Researchers at the University of Connecticut led by associate professor of chemical engineering Jeffrey McCutcheon are pioneering new ways to purify water.
The McCutcheon Lab focuses on membrane separations, which is the process of using very thin materials as tiny filters. Dr. McCutcheon explained that the lab specifically looks at membrane-based water desalination.
“We work in a topic area called membrane separations. So this covers all areas of separations, from water treatment to fuels production to gas separation. My primary core expertise is desalination and water treatment for most of my career,” McCutcheon said.
Desalination of water is one of the most promising water filtration technologies, and most of it is based in reverse osmosis. Reverse osmosis is the process by which dirty water is pushed through a membrane to filter it. With the average American using 80-100 gallons of water per day, water filtration is an especially important topic in chemical engineering.
The McCutcheon lab researches how to create the most efficient membranes for desalination.
McCutcheon explained that part of his research looks at 3-D printing some of those materials.
“3-D printing is all the rage right now across all industrial sectors. Everyone wants to do what’s called additive manufacturing. We developed a way to make membranes through an additive manufacturing process which we refer to as 3-D printing because that’s the buzzword people use today,” McCutcheon said.
McCutcheon said 3-D printing membranes was a big breakthrough for the lab.
“The technology has applications beyond just water. We’re very happy talking about it now, and I have a number of students who are working in the area still,” McCutcheon said.
As for advice he would give to undergraduates interested in research, McCutcheon emphasized the importance of resilience.

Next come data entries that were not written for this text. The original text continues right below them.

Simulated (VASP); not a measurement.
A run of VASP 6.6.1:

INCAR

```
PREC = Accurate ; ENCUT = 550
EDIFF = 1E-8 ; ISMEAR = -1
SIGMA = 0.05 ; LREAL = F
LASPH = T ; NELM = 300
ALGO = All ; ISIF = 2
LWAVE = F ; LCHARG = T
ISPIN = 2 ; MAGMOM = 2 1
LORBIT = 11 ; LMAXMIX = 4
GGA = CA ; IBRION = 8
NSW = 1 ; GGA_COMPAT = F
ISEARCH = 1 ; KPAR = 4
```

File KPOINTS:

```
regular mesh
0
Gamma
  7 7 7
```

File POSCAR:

“If I wanted to give a specific piece of advice, I think it’s to have a thick skin. When you’re in research, be prepared for people to tell you that all your ideas are bad … Be prepared nine times out of 10 to be told no,” McCutcheon said.
McCutcheon said that humility is key in learning from one’s mistakes.
“Always know that you don’t know everything … when I present a seminar at a school or a conference, I will then tune it or tailor it and improve it for next time. I’m constantly updating my stuff because I know I have to improve. I want all people who work in research to know that they all have to continuously improve,” McCutcheon said.
McCutcheon also encouraged students to look into the resources surrounding entrepreneurship on campus so as to spread their research to others.
“If we’re scientists, our job is to disseminate our information as much as possible and make sure it gets out there where it can do some good,” McCutcheon said.
McCutcheon emphasized the importance of using research for the benefit of the state.
“There’s an opportunity here to take what UConn does in the bowels of its research labs — across the hall, across these fancy buildings that the state’s paying for — let’s find a way to make it do something for the state.” McCutcheon said. “Our charge is to be an economic engine for the state.”